The ability to use reinforcement learning technique to train drones to search for shipwrecked people was evidenced by students of the Computer Engineering program at Insper. Students Jorás Custodio Campos de Oliveira, Pedro Andrade, Renato Laffranchi Falcão and Ricardo Ribeiro Rodrigues improved the simulation environment developed by other graduating students in last year’s Final Engineering Project (PFE), also supervised by professor Fabrício Barth and mentored by Embraer Product Development Engineer José Fernando Basso Brancalion.

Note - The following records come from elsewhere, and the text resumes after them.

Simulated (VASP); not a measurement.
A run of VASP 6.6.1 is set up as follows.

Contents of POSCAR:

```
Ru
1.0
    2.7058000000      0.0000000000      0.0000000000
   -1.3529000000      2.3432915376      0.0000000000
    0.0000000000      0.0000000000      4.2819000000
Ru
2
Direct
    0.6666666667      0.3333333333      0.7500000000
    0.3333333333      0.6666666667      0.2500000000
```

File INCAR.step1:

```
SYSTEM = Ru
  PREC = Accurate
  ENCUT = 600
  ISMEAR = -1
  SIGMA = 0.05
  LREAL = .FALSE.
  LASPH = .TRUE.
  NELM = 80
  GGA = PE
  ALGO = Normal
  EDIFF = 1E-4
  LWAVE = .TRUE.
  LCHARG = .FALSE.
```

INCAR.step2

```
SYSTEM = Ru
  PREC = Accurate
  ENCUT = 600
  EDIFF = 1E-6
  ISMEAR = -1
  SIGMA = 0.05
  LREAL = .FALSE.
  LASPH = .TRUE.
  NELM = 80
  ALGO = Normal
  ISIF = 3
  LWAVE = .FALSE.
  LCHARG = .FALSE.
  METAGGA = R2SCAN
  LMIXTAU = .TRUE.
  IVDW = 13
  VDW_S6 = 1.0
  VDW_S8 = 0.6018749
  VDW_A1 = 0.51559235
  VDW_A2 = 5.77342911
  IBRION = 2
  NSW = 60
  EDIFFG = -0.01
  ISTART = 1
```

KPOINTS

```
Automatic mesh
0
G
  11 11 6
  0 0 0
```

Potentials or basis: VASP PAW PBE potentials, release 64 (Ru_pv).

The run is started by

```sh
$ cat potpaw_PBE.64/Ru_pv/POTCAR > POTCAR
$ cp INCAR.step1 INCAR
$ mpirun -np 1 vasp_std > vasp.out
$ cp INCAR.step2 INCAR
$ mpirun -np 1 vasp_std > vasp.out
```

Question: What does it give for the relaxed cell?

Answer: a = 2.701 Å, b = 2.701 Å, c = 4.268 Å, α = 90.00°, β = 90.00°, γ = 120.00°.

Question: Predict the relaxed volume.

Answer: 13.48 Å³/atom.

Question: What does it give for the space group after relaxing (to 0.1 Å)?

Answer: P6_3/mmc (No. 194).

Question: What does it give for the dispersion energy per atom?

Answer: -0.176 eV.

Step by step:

Embraer’s challenge remained the same: checking the efficiency of algorithms trained by reinforcement learning, a method in machine learning which offers rewards for each successful or unsuccessful attempt made by the swarm of drones — a group of small, unmanned aircraft equipped with sensors and actuators. The comparison was with traditional algorithms used in manned aircraft, which establish a pre-configured behavior for drone movements, following zigzag, circular or parallel patterns. The difference is that, with reinforcement learning, the vehicles have the autonomy to determine the best behavior to follow in the search for castaways, without human intervention.
What is the idea behind this technique? “Each drone is an agent that interacts with the environment and knows how to perform a set of actions, such as moving to a certain geographic coordinate, going up or down or searching for the castaway in a certain area,” explains Barth. “These actions change the environment, because the drone moves from one position to a different position during the operation. Through reinforcement learning, for each new action, the drone also receives positive, negative, or neutral reinforcement, depending on the success of its movement.”
In the first PFE, an environment was created to simulate this scenario of searching for castaways at sea and a reinforcement learning algorithm was developed — then compared to the traditional approach. This time, students enhanced the environment by improving the simulation. “The first team’s simulation took into account equations predefined by the user,” says Barth. “Now, there is another software that inputs real data from sea currents into the simulator. Drones are learning based on data that is closer to real data.”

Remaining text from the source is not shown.